2.5 Million Southerners Would Benefit From An Increase In The Minimum Wage
2.5 million Southern workers would benefit directly from an increase in the federal minimum wage to $7.25 per hour.
Texas is home to the largest number of potential beneficiaries (658,000) in both the nation and the South. When potential beneficiaries are measured as a percentage of a state's workforce, the Gulf Coast states of Alabama, Mississippi and Louisiana would rank among the nation's biggest winners. Roughly 10 percent of Alabama's workforce would enjoy higher pay as the result of an increase in the minimum wages, as would 9.5 percent of Mississippi's workforce and 9.1 percent of Louisiana's workers.

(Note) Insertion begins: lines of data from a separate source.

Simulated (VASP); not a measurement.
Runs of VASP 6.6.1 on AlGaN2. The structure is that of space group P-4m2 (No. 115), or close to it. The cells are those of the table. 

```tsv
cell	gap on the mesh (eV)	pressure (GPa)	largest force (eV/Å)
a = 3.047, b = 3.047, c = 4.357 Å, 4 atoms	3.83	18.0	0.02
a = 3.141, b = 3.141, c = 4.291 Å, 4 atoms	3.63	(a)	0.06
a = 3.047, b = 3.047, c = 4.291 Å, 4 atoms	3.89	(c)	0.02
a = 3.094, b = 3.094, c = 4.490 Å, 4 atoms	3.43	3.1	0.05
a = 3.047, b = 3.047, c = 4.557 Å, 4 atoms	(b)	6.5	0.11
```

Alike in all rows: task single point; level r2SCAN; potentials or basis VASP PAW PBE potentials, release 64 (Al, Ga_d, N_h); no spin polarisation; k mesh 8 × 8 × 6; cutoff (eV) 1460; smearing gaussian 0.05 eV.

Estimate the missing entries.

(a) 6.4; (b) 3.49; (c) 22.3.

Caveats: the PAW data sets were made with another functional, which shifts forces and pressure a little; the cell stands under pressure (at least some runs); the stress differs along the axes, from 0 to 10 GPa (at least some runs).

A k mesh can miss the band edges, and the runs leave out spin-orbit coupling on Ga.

These findings come from a new study by Heather Boushey and John Schmitt, economists at the Center for Economic and Policy Research in Washington, D.C. An impact analysis of a minimum wage increase, the study describes the demographic characteristics of minimum wage workers and shows how an increase could enrich their personal finances.
Three key findings emerge from the report:
- Without federal action, the purchasing power of the federal minimum wage, adjusting for inflation, soon will fall to its lowest level since 1955. Even an increase to $7.25 would return the minimum wage only to where it was in the mid-1980s.
- Minimum wage workers contribute a large portion of their family's income. Half of all minimum-wage workers are prime-age workers (ages 25-54). In families with a minimum-wage worker, that worker contributed 68 percent of the family's 2002 income.
- The extra $1,500 that a full-time minimum-wage worker would earn as a result of a wage increase is the equivalent of 8.8 months of groceries or 10.5 months of heating an utility bills, based on typical consumer expenditures for low-income families.